A NUMBER of suppliers producing a range of groceries have spoken out against the dominant supermarket chains, Woolworths and Coles, saying they prefer dealing with German-owned rival Aldi.
BusinessDay has revealed Woolworths produced a dossier that claims Aldi's arrival in Australia has led to a rise in private label products and a tough competitive environment.
Several suppliers have spoken out about their experience supplying Australian supermarkets on the condition of anonymity, fearing contracts would be cancelled in retribution. They say they prefer dealing with Aldi because it pays invoices faster and is easier to deal with. One said it was ''so much better and much more stable to do business with''. Another said Coles and Woolworths reduced supplier prices and took an extra 3 er cent to cover marketing costs when products go on sale, where Aldi would absorb the losses sales into its own profit margin.
Woolworths enjoys some of the best profit margins in the world, according to Bank of America Merrill Lynch analyst David Errington.
''Within its Australian food and liquor business, Woolworths currently enjoys the highest margins of any retailer globally, at … 9.3 per cent (lease adjusted), compared to its nearest global competitor at 7.9 per cent,'' Mr Errington wrote in a note to clients.
In its dossier, Woolworths claims Aldi has forced it to introduce a range of private-label products to be competitive. But suppliers say Aldi's private label policy still buys from local suppliers and ''even pays a premium to buy Australian'', and only asks them compete against other Australian suppliers. The other supermarkets ask them to compete against suppliers from other countries.
A spokesman for Coles said it was standard retail practice for competitive tenders to include domestic and overseas suppliers.
''However, Coles has an Australian-first sourcing policy and we will stock an Australian product before we import.''
He also said it was standard practice for suppliers to contribute to in-store promotions and that Coles absorbs the cost of lower retail prices from its own profit margin.
Fresh fruit and vegetable suppliers complained that their produce was often rejected from all the big supermarkets for being the wrong size or shape. However, sources said that Coles' and Woolworths' pattern of rejection was inconsistent and suppliers suspect it had more to do with getting a better price than the quality of their produce. The fruit and vegetables were then returned to the supplier, without any money changing hands. The supplier then has to find a new buyer for fresh produce that was several days older.
The federal government has been helping the supermarkets and their suppliers create a new industry code of conduct to improve relations.
The suppliers hope this new code would be mandated and enforceable by the competition watchdog, unlike existing codes.
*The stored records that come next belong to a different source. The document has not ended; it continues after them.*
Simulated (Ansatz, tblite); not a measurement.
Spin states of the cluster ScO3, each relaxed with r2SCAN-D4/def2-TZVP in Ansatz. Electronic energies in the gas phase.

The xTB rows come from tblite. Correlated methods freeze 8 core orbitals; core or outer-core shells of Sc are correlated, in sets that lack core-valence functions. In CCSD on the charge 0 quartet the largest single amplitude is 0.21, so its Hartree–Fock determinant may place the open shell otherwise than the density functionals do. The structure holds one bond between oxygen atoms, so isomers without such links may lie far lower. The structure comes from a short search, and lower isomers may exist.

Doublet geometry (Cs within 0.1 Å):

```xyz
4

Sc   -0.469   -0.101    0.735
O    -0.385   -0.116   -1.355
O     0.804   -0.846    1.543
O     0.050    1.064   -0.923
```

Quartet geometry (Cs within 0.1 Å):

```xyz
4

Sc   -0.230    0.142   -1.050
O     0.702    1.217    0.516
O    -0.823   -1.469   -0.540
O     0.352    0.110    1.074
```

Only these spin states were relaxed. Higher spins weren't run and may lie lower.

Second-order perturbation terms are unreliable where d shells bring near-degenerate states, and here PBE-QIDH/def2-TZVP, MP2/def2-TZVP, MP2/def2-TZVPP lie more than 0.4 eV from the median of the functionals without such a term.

The ACCC chairman, Rod Sims, recently told a Senate estimates committee that existing Consumer Law, formerly the Trade Practices Act, was sufficient to deal with complaints and there was no need to introduce more regulation. ''I think, by and large, we are satisfied with the framework.''
He also confirmed the regulator was investigating potential breaches of the law after about 50 suppliers came forward with allegations the supermarkets demand additional payments, impose penalties that were not part of contracts, failed to pay the agreed price and discriminate in favour of private labels.